11 KiB
11 KiB
Syncoid Setup — ZFS Replication to Backup Server
Purpose: Replicate Clawdie controlplane ZFS datasets to a remote backup server.
Tool: Syncoid (part of Sanoid package)
Method: Incremental zfs send/recv over SSH
Architecture
┌─────────────────────────┐ SSH ┌─────────────────────────┐
│ controlplane │ ───────────────────► │ backup server │
│ (source) │ │ (target) │
│ │ │ │
│ zroot/ │ │ tank/backups/ │
│ ├── jails/ │ ──zfs send/recv──► │ └── clawdie/ │
│ ├── pg-cache/ │ │ ├── jails/ │
│ └── ... │ │ └── pg-cache/ │
└─────────────────────────┘ └─────────────────────────┘
10.0.0.1 storage.clawdie.si
Prerequisites
On Backup Server
- ZFS pool created (e.g.,
tank) - FreeBSD or Linux with ZFS
- SSH accessible from controlplane
- Dedicated backup user (optional but recommended)
On Controlplane
- Sanoid installed:
pkg install sanoid - SSH key for backup user
- Network connectivity to backup server
Step 1: Create Backup User (on backup server)
# On backup server
# Create dedicated backup user
pw user add -n zfsbackup -c "ZFS Backup" -s /bin/sh -m
# Create SSH directory
mkdir -p /home/zfsbackup/.ssh
chmod 700 /home/zfsbackup/.ssh
# Allow ZFS commands without sudo password
cat > /usr/local/etc/sudoers.d/zfsbackup << 'EOF'
zfsbackup ALL=(root) NOPASSWD: /sbin/zfs *
zfsbackup ALL=(root) NOPASSWD: /sbin/zpool *
EOF
chmod 440 /usr/local/etc/sudoers.d/zfsbackup
# Create target dataset
zfs create -o mountpoint=/backups tank/backups
zfs create tank/backups/clawdie
chown -R zfsbackup:zfsbackup /backups
Step 2: Generate SSH Key (on controlplane)
# On controlplane
# Generate dedicated key for backup
ssh-keygen -t ed25519 -f /root/.ssh/syncoid_backup -N '' -C "syncoid@controlplane"

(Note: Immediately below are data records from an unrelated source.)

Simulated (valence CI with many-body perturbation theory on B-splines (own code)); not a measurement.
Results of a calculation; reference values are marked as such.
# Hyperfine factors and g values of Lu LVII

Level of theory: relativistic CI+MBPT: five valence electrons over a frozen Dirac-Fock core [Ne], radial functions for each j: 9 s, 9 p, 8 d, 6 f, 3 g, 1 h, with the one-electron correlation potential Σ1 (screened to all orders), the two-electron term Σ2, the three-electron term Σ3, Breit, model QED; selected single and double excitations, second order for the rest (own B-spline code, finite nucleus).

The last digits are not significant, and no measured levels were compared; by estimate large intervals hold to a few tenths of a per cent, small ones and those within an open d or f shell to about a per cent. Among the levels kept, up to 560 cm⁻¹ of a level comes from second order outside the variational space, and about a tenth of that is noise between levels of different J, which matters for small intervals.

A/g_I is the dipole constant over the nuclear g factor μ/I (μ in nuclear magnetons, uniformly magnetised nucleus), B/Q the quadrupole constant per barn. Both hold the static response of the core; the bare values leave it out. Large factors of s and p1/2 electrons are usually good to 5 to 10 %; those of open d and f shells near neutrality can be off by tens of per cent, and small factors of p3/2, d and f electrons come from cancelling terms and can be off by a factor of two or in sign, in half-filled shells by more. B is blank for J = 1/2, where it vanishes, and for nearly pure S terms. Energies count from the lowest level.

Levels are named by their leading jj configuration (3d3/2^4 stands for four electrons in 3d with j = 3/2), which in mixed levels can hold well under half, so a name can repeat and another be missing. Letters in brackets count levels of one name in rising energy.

# Copy public key to backup server
cat /root/.ssh/syncoid_backup.pub | ssh root@storage.clawdie.si \
'cat >> /home/zfsbackup/.ssh/authorized_keys && chmod 600 /home/zfsbackup/.ssh/authorized_keys'
# Test connection
ssh -i /root/.ssh/syncoid_backup zfsbackup@storage.clawdie.si 'sudo zfs list'
SSH Config (optional but recommended)
# /root/.ssh/config
Host backup-storage
HostName storage.clawdie.si
User zfsbackup
IdentityFile /root/.ssh/syncoid_backup
Compression yes
ServerAliveInterval 60
ServerAliveCountMax 3
Test: ssh backup-storage 'sudo zfs list'
Step 3: Initial Full Replication
# On controlplane
# First, create a clean snapshot to replicate
zfs snapshot -r zroot@initial-backup
# Full replication (this will take a while — all data is sent)
syncoid -r --sshkey=/root/.ssh/syncoid_backup \
zroot zfsbackup@storage.clawdie.si:tank/backups/clawdie
# Or using SSH config alias:
syncoid -r --sshkey=/root/.ssh/syncoid_backup \
zroot backup-storage:tank/backups/clawdie
Note: Initial replication sends ALL data. For large pools, this can take hours. Subsequent runs only send incremental changes (typically minutes).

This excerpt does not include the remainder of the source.